Monuments of Salamanca (II)

The University of Salamanca

The University of Salamanca was founded by King Alfonso IX in 1218 and is the oldest in Spain. The building, which today hosts the main part of the University, is from the beginning of the XVth century and was ordered to build by Pope Benedict XIII. The university was constructed with the classical Villamayor stone and the façade decorated with curious figures of all kinds (It is customary to try to find a famous tiny frog on a skull). Inside the University the main attraction is the huge library with more than 150.000 invaluable volumes. The entrance portal of the university is a great example of Spain's Plateresque style, a work so intricate it looks like silverwork. The Gothic-style structure was built on the orders of Pope Luna in the years 1415-1433. In 1529 the main façade was erected between two buttresses and is the archetype of the style that has become known Plateresque (Spanish for silver). Five decorative vertical lines of decorative stonework rise through three horizontal registers. Prominently displayed in the first register, immediately over the twin doors with their basket-handle arch surmounts, is the medallion depicting the Catholic Kings holding a single sceptre, in a representation of the unity of Spain. It was one of Europe's leading centers of learning for 400 years. The old lecture halls around the cloister, where many of Spain's Golden Age heroes studied, are open to the public. Some of the rooms are still used by the University for prestigious academic ceremonies. In the University's Hall of Fray Luis de Leon, the tables and benches are made of narrow wooden beams, whittled down by centuries of studious writing. The professor used to speak from the church-threatening pulpit. It was there where freethinking Fray Luis de Leon, after the Inquisition jailed him for five years, returned to his place and started his first post-imprisonment class saying, "As we were saying yesterday..."

Fonseca College

The best architects of the age, Diego de Siloé, Juan de Álava and Rodrigo Gil de Hontañón, were all involved in the construction of a building commissioned by Archbishop Fonseca in 1525. At that time it was one of the four colleges, which formed the University of Salamanca. Due to the many Irish students who once studied in the College it is also known as the Irish College. The façade of the building is decorated with the statues of San Agustína and San Ildefonso de Toledo and displays novelties over previous Plateresque works: architectural aspects predominate over decorative elements, and Villamayor stone has been used in combination with granite. Inside, the high altar retable was made by Berruguete. The use of rounded arches along the lower gallery, and basket-handle arches along the upper galleries has given the two-storeyed cloister an atmospheric harmony. The pillars are prolonged by torch holders, enhancing their slender elegance, while the spandrels are ornamented with medallions.

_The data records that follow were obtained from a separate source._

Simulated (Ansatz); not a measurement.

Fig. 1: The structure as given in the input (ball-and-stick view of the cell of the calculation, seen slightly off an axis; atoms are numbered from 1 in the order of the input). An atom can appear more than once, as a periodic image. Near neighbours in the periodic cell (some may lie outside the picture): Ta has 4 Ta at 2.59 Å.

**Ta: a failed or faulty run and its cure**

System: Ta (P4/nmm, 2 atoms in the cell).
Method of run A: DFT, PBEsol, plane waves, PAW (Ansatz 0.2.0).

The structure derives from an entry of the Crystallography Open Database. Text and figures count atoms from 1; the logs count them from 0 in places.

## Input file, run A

The Clergy and Pontifical University

The Clergy and Pontifical University were ordered to build by Felipe III in the beginning of the XVIIth century. The construction didn't last until 1754 and is one of the most important monuments in Baroque style in all Spain. Inside the building the study cloister, with its giant columns is particularly remarkable. The Baroque Church and Seminary was designed by Juan Gómez de la Mora and begun in 1617. The church forms part of the Jesuit College (now Universidad Pontificia). Church and seminary were the initiative of Margaret of Austria, wife of Philip III, in an attempt to make reparations to the Society of Jesus for the wrong done to its founder, St. Ignatius Loyola, imprisoned in Salamanca because of the Dominicans.